JUNE 2023 NEWSLETTER

 

 

New Website Host

This site has just changed host, to Northway Communications Services.  It was originally hosted by the Phone Co-op but recently that co-op merged with Mid-Counties Co-op and it appears that some original services provided by the Phone Co-op were contracted out following the merger.  Anyway I was notified of the transfer in April and it has now been completed.

 

I was disappointed that the Phone Co-op never built itself up into a major cloud hosting business.  The fact that networking is a co-operative activity made it appear to me a good match.  However given the extensive difficulties now emerging in the social networking sites and in the cloud project, it is perhaps not surprising they chose not to go that way.  Myself I have long been overwhelmed by the intricacies of digital development, more particularly on the networking side, and you can find in this the reason my computer-related pages remain silent.

Co-op Ideals still supported

I remain a co-op member but back with the Co-operative Group which runs shops in the London area rather than Mid-Counties which operates in the Midlands.  In these days of crisis in capitalism, I believe it is important to keep co-operative ideals to the fore.  The ‘free market’ is illusory science, a construct of ideology.  Capitalism in the USA has been propped up by Quantitative Easing and the mortgage markets in that country are largely controlled and subsidised by the Government.  Slogans such as ‘Greed is good’ we have heard a lot of in recent decades; and the primacy of shareholder profit is unceasingly dinned into our ears; but neither notion is a sound basis for running a large company or ordering society. 

 

Proposals for the recognition of stakeholders other than shareholders, and for the recognition of ecological, social and governance responsibilities in corporate boardrooms, are pointers to a better social order.  But we need to keep the pressure up on these broad social ideals lest the catch-phrases just degenerate into tick boxes.

 

The Co-op Group itself went through a crisis a few years ago and is now owned and managed under a very different structure from that which I knew in the 1990s.  But there has been plenty of growth in the co-operative area and private sector businesses could do some useful learning by study of co-operative principles.  

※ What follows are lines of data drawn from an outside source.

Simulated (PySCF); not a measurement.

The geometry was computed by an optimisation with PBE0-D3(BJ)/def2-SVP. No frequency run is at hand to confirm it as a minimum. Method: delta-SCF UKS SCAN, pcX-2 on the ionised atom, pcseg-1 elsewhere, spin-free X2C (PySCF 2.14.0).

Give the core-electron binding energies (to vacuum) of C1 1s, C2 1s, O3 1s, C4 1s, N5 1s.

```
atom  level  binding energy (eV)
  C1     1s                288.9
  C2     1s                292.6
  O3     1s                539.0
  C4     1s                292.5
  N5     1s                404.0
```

Social Responsibility only gets lip-service

One naturally thinks of social responsibility in relation to government: provision of education, of health services, of pensions.  But verbal fogs from governments disguise the degradation of these services on the one hand and on the other social responsibility is also a corporate matter.  I have listed in a previous note the many short cuts firms take in relation to wage payment.  Short term employment fixes do not build up a company with enduring capabilities.  Corporate management expects to be free to dismiss employees at will; expects to bully employees at work; to neglect the health and safety of employees; to neglect training and then blame schools and colleges for failing to develop the employees they want.  The Post Office’s treatment of its sub-postmasters is not exceptional.  In this day and age, employees are expected to cope with the obscurities and tricks of the digital world without adequate support, when the software itself may be too faulty to use effectively.  Private equity and indeed the financial system more broadly are outrageous in their lust to buy old companies, rip their heart out in a notional reconstruction process and then offload on to the unwary.  The pensions sector is no better.  To build up a truly capable organisation takes time, thought and humanity.  Many business schools talk about leadership – but this is what leadership is and it is seldom practiced.

Rebuild co-operative structure

 

 

 

The flaws in company law

 

 

 

 

 

 

 

The example of the NHS

The co-operative model however is not without problems.  The essential principle of ‘one member, one vote’ has a narrower field of application than is commonly recognised.  I do not say it should be the model for a private company, and it needs to be said that a one-pound-share does not create a serious stake in ownership, even though retail society membership brings you other benefits.  ‘One member one vote’ will only work if the membership share is priced to give a realistic stake in ownership.  Would £50 membership be better?

But I do mean to say that corporate organisation is in need of reconstruction more particularly in terms of the law underlying financial structure.  The modern American corporation by its use of non-voting shares shows little regard for the vote of a shareholder and concentrates power in a very limited class of voting shareholders   Yet this does not solve the problem of shareholder domination.  The Board is legally responsible for the conduct of a company and this fact needs to be clarified by changes in the law to give substance to its fiduciary duties.  Financial Times and other investigations into corporate failures too frequently conclude with a phrase such as ‘We could not trace the ownership further’.  Though good management is not blocked, modern company law is too flexible to allow effective audit or other scrutiny to be carried out.  In contrast co-ops have a very long and exemplary history of developing member loyalty.  Co-operative principles have been treated with contempt by the capitalist world; yet they show the way to implement ideals that are sorely needed in today’s back-biting capitalism.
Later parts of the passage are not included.